A Green party member for more than 30 years, Elise Benjamin admits to bittersweet feelings even as fellow activists anticipate a historic breakthrough in next week’s elections.
- +Tension and dissent: inside the Green party’s antisemitism struggle
Benjamin was involved in drawing up the party’s guidance on antisemitism, which she describes as comprehensive.
Benjamin was involved in drawing up the party’s guidance on antisemitism, which she describes as comprehensive. But the former Green councillor in Oxford now wonders whether further guidance is needed: “Now that we have such a large membership, I think there needs to be an urgent review of how to make our complaints process fit for purpose.”
On the brink of power in some councils, particularly in London, and with ambitions to eclipse Labour in the long term, the Greens have been wrestling for months with charges that antisemitism has taken root in their ranks.
The level of scrutiny of comments by candidates and activists has increased since Zack Polanski, who is Jewish, took over as leader of the Greens in England and Wales in September, with the party’s membership almost quadrupling since then. But this week, with the elections just days away, the stabbing of two Jewish men in Golders Green has brought the subject to new prominence.
On Thursday, two Green candidates standing for Lambeth council in south London, one of the party’s targets next week, were arrested for allegedly stirring up racial hatred online with antisemitic posts.
Another Green candidate to be accused of antisemitism was Tina Ion, who is standing for Newcastle city council. She said this week that posts, including a call for “every single Zionist” to be killed, were “isolated fragments” of her statements.

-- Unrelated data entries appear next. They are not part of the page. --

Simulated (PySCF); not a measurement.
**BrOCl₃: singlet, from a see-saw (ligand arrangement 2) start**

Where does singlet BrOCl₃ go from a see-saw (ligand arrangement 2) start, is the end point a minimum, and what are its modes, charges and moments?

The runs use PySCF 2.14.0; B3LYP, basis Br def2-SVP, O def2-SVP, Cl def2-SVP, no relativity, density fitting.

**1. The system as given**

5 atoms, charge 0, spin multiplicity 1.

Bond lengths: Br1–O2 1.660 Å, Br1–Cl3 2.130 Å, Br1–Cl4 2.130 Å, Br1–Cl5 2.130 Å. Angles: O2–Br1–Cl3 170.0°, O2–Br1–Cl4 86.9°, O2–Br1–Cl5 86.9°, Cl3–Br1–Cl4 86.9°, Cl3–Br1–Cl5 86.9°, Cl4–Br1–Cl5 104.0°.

Then Polanski himself became embroiled in a public spat with the head of the Metropolitan police after sharing an online post that questioned the level of force used by officers who tackled the Golders Green suspect. On Friday afternoon he apologised, saying he has “a responsibility for lowering the temperature at a time of such tension”.
As with some other parties on the left, notably Labour, this in part reflects a longstanding debate about the definition of Zionism, the political movement whose supporters see it as the necessary struggle for a Jewish homeland, and whose critics see it as a colonial project that has inevitably led to the dispossession of Palestinians.
But following the 7 October 2023 attack by Hamas on Israel, and Israel’s near-levelling of Gaza in response, arguments within the Greens about the subject have played out publicly and privately in branch meetings, Zoom calls and other gatherings – reflecting a wider social tension over how Jewish people in the UK have experienced the fallout from Israel’s assault.
Benjamin said: “It’s wonderful for me as an older person to see the Greens enjoying the electoral success that we have all worked towards for so long but I also feel very conflicted.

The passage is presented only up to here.